In the wake of the recent passing of Queen Elizabeth II, the uncomfortable conversation around Australia’s colonization and the role that the monarch has played in exacerbating these issues has once again been brought into the spotlight.
The longest-serving British monarch oversaw the 1967 referendum, where for the first time Indigenous Australians were recognized formally in the constitution. However, she continued to head a Commonwealth that suffers from horrific inequality between Indigenous and non-Indigenous people, due in no small part to the actions of British colonizers.
It is has not gone unnoticed that Queen Elizabeth II never apologized for the acts of genocide inflicted on the First Nations people under British rule; only the Australian government itself has done that. Nor has the British monarchy apologized to the victims of colonization throughout the many nations it forcibly invaded, whose Indigenous people still suffer inequality and oppression.
On Tuesday, a quirk in its constitution required all Victorian members of Parliament to re-swear their allegiance to King Charles III in a special sitting of Parliament, unique to the state. The Greens party leader, Samantha Ratnam, along with her fellow Greens MPs, wore a shirt emblazoned with the term “always was, always will be,” a reference to the 1980s Aboriginal land rights movement in New South Wales.
Speaking outside of Parliament, the Greens leader said that the swearing-in ceremony was “absurd.”
“In 2022, many Victorians are rightly asking why we’re being asked to acknowledge the sovereignty of a British monarch thousands of miles away when we haven’t acknowledged the sovereignty of First Nations people right here,” Ratnam added.
The speech comes in the wake of forceful statements issued by several federal-level Greens MPs, including party leader Adam Bandt, who said the death of the queen should reignite the debate over turning Australia into a republic. “Now Australia must move forward. We need treaty with First Nations people, and we need to become a Republic,” he tweeted.
Deputy leader Mehreen Faruqi, who was born in Pakistan, which itself has had to deal with the remains of British colonialism, went a step further, saying that she couldn’t “mourn the leader of a racist empire.”
The republican movement has dimmed in recent years, with Queen Elizabeth II’s popularity being cited as a partial reason. A failed referendum in 1999 has often been talked about as a precursor rather than a definitive rejection of republicanism.

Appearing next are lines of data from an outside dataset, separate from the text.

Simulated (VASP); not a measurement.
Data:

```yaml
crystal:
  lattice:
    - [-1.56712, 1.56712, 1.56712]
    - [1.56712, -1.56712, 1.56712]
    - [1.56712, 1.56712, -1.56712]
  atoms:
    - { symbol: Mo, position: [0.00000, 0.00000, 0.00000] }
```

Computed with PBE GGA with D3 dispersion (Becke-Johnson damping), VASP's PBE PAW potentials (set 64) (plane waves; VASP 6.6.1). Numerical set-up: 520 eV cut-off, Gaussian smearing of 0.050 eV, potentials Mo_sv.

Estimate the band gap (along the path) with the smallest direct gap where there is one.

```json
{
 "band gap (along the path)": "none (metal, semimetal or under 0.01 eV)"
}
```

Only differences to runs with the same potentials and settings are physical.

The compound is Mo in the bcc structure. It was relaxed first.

However, for many currently, efforts toward righting historical wrongs are focused on adding an Indigenous voice to Parliament, rather than ending the British monarch’s nominal reign.
When Anthony Albanese was elected prime minister in May, his victory speech included a commitment to implementing “the Uluru Statement from the heart in full.” The main reform, to be put to the public in a referendum, would add a constitutionally recognized voice for First Nations people in Parliament. The Uluru statement was proposed and published by many prominent Indigenous leaders in 2017.
As I wrote in March, these leaders have previously stated that “we seek constitutional reforms to empower our people and take a rightful place in our own country.”
In the same article, I noted that the parliamentary voice for Indigenous Australians had been consistently opposed by the then-Liberal government. However, it is members of the Greens and some prominent First Nations people who have been the loudest critics of the voice in recent months.
Federal Greens Senator Lidia Thorpe, a Djab Wurrung, Gunnai Gunditjmara woman, opposed the referendum on the voice, describing it as a “complete waste of time” and noting that resources were better spent on advances towards a treaty.
“We don’t need a referendum to have a treaty in this country and the treaty is what our people have been fighting for [for] decades and decades,” she told the Guardian.
On the other side of politics, conservative Coalition senator for the Northern Territory, Jacinta Nampijinpa Price, argued that she could not support the “vague proposal” put forward by Labor.
“I cannot support another federal-funded bureaucracy that doesn’t develop any more outcomes … we’ve seen so many models like that get up and fail,” Price, who is of Warlpiri-Celtic heritage, said.
The complications of passing a referendum in Australia, as well as memories of the spiteful “no” campaign surrounding the same-sex marriage plebiscite in 2017, have also been mentioned as reasons to avoid attempts at enshrining the voice.
However, Victorian First Peoples Assembly co-chair Marcus Stewart said the Indigenous voice to parliament was “above politics.”
“We’ve got an opportunity now, to meet that moment in history. To see a successful yes vote, not to drag it down with division.”
Whatever decision is made by the Labor Party government, it is apparent that the government considers reconciliation through an Indigenous voice to Parliament to be more pressing than any calls to abandon the British monarchy. This week, Albanese stated that it wasn’t “appropriate” to talk about constitutional change when people were mourning for the queen.
Thorpe retorted against the language Albanese used, saying that Indigenous people have “been calling for Day of Mourning for over 80 years.”
As Thorpe tweeted: “The process towards being able to pick our own head of state would bring us all together – it would force us to tell the truth about our history and move us towards real action to right the wrongs that started with colonization.”
Regardless of the future of Australia as a member of the Commonwealth, the legacy of the monarch remains a deep stain on many in the country, a fact that is unlikely to be rectified by the simple ascension to the throne of King Charles III.